Sunday, November 14, 2010

Walter Rockey's World War I Service

When visiting northern Indiana for a funeral earlier this year, I decided to take the opportunity to visit some cemeteries and get photographs of some tombstone missing from my collection. One such tombstone belonged to a great-grandfather on my mother's side, Walter William Rockey, and was located in Mount Pleasant Cemetery, in Metz, Indiana. I knew very little about Walter as he passed away before I was born and unfortunately, not much was ever said about him. Still, because such a close familial connection existed, I wanted to find out more.

When I finally made it to the cemetery, and located his grave, imagine my surprise when I saw a military marker next to his grave. I came home with a new purpose: to discover how Walter served the United States.

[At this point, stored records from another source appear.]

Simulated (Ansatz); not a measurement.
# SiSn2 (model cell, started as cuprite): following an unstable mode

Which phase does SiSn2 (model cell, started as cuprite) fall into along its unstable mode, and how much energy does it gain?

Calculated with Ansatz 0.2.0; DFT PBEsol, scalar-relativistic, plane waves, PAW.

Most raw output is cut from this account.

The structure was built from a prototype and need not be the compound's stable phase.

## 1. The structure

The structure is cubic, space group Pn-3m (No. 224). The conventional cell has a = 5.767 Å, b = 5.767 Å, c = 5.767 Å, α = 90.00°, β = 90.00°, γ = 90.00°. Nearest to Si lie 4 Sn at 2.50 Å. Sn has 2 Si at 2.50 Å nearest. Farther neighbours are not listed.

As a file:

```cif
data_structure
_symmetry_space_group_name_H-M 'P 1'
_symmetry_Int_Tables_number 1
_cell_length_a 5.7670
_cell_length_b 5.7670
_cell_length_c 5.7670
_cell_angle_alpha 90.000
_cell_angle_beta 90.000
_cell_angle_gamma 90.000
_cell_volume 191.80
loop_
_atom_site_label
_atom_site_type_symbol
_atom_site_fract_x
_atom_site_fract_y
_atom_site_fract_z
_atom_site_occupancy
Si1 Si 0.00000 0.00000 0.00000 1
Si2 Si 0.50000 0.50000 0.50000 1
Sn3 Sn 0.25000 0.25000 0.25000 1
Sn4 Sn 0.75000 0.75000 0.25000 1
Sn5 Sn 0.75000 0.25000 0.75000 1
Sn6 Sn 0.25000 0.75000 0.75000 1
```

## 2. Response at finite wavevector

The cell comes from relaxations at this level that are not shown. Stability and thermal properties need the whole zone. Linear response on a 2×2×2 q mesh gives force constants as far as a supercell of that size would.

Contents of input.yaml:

I was pleasantly surprised when I found out the answer. According to The Official Roster of Ohio Soldiers, Sailors, and Marines in the World War, 1917-18 located on Ancestry.com, Walter enlisted in the U.S. Army on 22 Jul 1918. He was assigned to Company D 334 Infantry on 09 Oct 1918 and was transferred to Company A 16th Infantry as a Discharge Private, First Class on 05 Jan 1919. Walter was finally promoted to Corporal on 09 Mar 1919. He served at St. Mihiel, as well as Meuse-Argonne American Expeditionary Forces 02 Sep 1918 to 13 Aug 1919. He was honorably discharged from the U.S. Army on 17 Aug 1919.
Not knowing too much about World War I, I had to do a little bit more digging to find out what those dates and places meant. I discovered that the Meuse-Argonne offensive, was the biggest operation and victory of the American Expeditionary Forces in World War I. The Meuse-Argonne battle was the largest frontline commitment of troops by the U.S. Army in World War I, and also its deadliest. At the end, over 117,000 U.S. soldiers were killed.

Imagine the strength and bravery he must have possessed to live through a year in the trenches. One particularly interesting bit of information I found was that the purpose of the Meuse-Argonne offensive was to eventually push back the German army past the city of Metz, where the Germans had heavily fortified forts. Consider the irony: Walter was a man of German ancestry, who would eventually be buried in the town of Metz in Indiana. Yet here he was fighting the Germans and heading towards the city of Metz in Germany.

When Walter returned to the United States, he resumed his life as a farmer in a very small, rural area of the country and raised a family with his wife, Doris. When I discovered all that he had done for our country, and that he returned to a relatively simple life, I felt honored to have someone like Walter in my family.


Walter Rockey's family. His parents, William Dietrich Rockey and Caroline Wilhemina
Hoch are seated in the front row. In the back row, are his sister Gertrude Katharina,
Walter William (the subject of this essay), and his brother Henry Dietrich.